For the Beacon
There was a time when the majority was unmindful of how use of nicknames for sports teams could torment minorities. To some extent, that time remains with us, though diminished by a growing awareness of the problem among sensitive citizens and school officials who represent them.
That’s especially true in Oregon, where an advisory committee to State Schools Superintendent Susan Castillo has explored how to encourage “culturally appropriate instruction in high schools” on the issue of Native American nicknames. In the Springfield area, the issue is live at Marcola’s Mohawk High School, whose teams, including last fall’s state divisional football champions, are known as the Indians.
They’re far from alone in carrying a nickname that is in dispute. There are 14 others in the state. Others with the Indian name are Molalla, Roseburg, Scappoose and The Dalles. Braves is the name used at Banks and Reedsport, while Rogue River has the name Chieftains to itself. Warriors is carried at Amity, Lebanon, North Douglas, Oakridge, Philomath, Warrenton and Siletz Valley.
It was a student at Siletz Valley who first challenged the school system about concern over the names felt by his fellow Native Americans. A member of the Confederated Tribes of the Siletz, he described how use of the ethnic nicknames damaged their personal esteem and self-image. That is when state education meetings were held to discuss a proposal, not as yet reached, to ban use of Native American mascots at the 15 schools which have them.
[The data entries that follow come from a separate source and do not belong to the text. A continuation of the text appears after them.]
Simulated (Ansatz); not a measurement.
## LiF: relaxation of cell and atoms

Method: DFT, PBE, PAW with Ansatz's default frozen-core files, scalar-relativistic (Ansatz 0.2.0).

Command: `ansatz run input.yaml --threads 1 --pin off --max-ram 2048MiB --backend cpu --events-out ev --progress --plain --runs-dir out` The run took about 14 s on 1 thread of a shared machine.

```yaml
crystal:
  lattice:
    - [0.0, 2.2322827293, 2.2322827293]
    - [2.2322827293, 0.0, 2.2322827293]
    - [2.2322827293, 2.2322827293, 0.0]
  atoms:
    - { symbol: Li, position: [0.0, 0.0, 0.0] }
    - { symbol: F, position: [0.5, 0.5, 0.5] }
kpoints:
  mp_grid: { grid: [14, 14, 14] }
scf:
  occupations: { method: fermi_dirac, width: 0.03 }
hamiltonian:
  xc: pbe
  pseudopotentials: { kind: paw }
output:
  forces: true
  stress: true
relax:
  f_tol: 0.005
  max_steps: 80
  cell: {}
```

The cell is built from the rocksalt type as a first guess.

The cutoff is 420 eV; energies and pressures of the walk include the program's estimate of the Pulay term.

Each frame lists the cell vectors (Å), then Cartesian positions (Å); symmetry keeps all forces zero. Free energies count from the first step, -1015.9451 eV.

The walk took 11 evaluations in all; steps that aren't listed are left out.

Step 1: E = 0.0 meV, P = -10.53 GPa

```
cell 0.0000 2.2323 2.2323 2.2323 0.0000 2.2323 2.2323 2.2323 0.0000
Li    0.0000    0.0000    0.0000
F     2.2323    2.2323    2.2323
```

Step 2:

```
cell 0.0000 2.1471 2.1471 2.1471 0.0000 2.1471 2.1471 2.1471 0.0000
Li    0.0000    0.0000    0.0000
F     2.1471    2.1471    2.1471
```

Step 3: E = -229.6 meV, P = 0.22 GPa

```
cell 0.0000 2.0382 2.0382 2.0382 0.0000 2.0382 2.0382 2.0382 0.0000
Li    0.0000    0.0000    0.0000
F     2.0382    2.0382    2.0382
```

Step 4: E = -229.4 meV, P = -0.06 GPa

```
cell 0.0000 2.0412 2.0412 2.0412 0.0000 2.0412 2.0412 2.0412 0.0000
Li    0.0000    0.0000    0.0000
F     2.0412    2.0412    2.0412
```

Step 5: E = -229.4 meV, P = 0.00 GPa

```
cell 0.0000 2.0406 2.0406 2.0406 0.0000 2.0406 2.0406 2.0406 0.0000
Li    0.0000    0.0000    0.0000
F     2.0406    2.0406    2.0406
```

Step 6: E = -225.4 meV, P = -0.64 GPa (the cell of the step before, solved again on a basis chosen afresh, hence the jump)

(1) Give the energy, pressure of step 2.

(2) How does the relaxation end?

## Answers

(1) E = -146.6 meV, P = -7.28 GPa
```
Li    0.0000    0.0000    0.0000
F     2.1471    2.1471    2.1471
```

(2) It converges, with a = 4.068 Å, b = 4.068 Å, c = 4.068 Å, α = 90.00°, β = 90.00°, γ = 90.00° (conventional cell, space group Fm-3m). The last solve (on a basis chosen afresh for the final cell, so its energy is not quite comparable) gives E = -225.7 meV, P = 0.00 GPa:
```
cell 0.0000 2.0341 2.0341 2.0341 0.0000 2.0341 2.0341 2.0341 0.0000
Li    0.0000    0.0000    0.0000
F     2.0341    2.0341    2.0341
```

The majority view among citizens statewide seems to oppose any ban. Is that a shallow outlook by people unable to sense what it is like to wear the shoes or moccasins of a minority? So it seems when a basic objection they raise, outside of a loyalty to an abstract tradition, is the cost to schools for removal of printed or painted references to Native American nicknames, mascots and logos. The conflicting views will be considered in the months ahead while a Sept. 11 date is considered for the ban if it is instituted.
Principal Rola Weber of Mohawk High School told me he doesn’t “minimize seriousness of the complaint,” but has not indicated a decision in Marcola. He said: “We need much more dialogue and study for our student body to better understand concerns of the Native American population. We’re seeking ways to teach Oregon history in a way that would correct what may be curriculum deficiencies on Native American culture.”
Resistance to the ban is reflected in the statement of Roseburg School District superintendent, Lee Paterson. He said: “We have no data that shows how an Indian mascot does harm.” Exploration of the issue by state school officials may be able to give him some insights into the harm, especially when a student minority is personally affected.
It has to be hard for school officials to take an unpopular public stand against the majority attitude no matter how unjust the majority view may be. I saw it from personal experience at my hometown high school in Pekin, Ill. It was natural for Pekin to take on a Chinese identity because of the town’s name. What seems inconceivable to me now is that the school nickname of its teams for decades was Chinks!
As a student, I was unaware (as were all others in the town of 20,000) that Chink is considered a slur by Chinese. The town found out in the mid-‘60s, when it gained statewide attention by winning the Illinois basketball championship. Pekin had no Chinese residents. But there were many in Chicago, 180 miles to the north, and they reacted. Resistance to changing the name in Pekin was strong, but it came within four years, when the name was changed to Dragons.
Unintended nickname bigotry in Illinois had an impact in Oregon three years ago. Some students and faculty of the University of Oregon objected to plans for a two-game series with the University of Illinois Illini, a nickname in serious dispute at the NCAA level. Major objection has been to the use of a mascot, Chief Illiniwek, a cause of resentment for many Native Americans. The mascot last year was dropped.
So it can be done. It may not be easy. Some have such loyalty to a nickname and mascot that they find it hard to consider the special meaning- positive or negative-that name has in the ethnic history of those from which it was borrowed.
That’s what such names in dispute, as in Marcola Indians, are on loan. When the owner no longer can abide its misuse in a foreign setting, it’s time to give it up.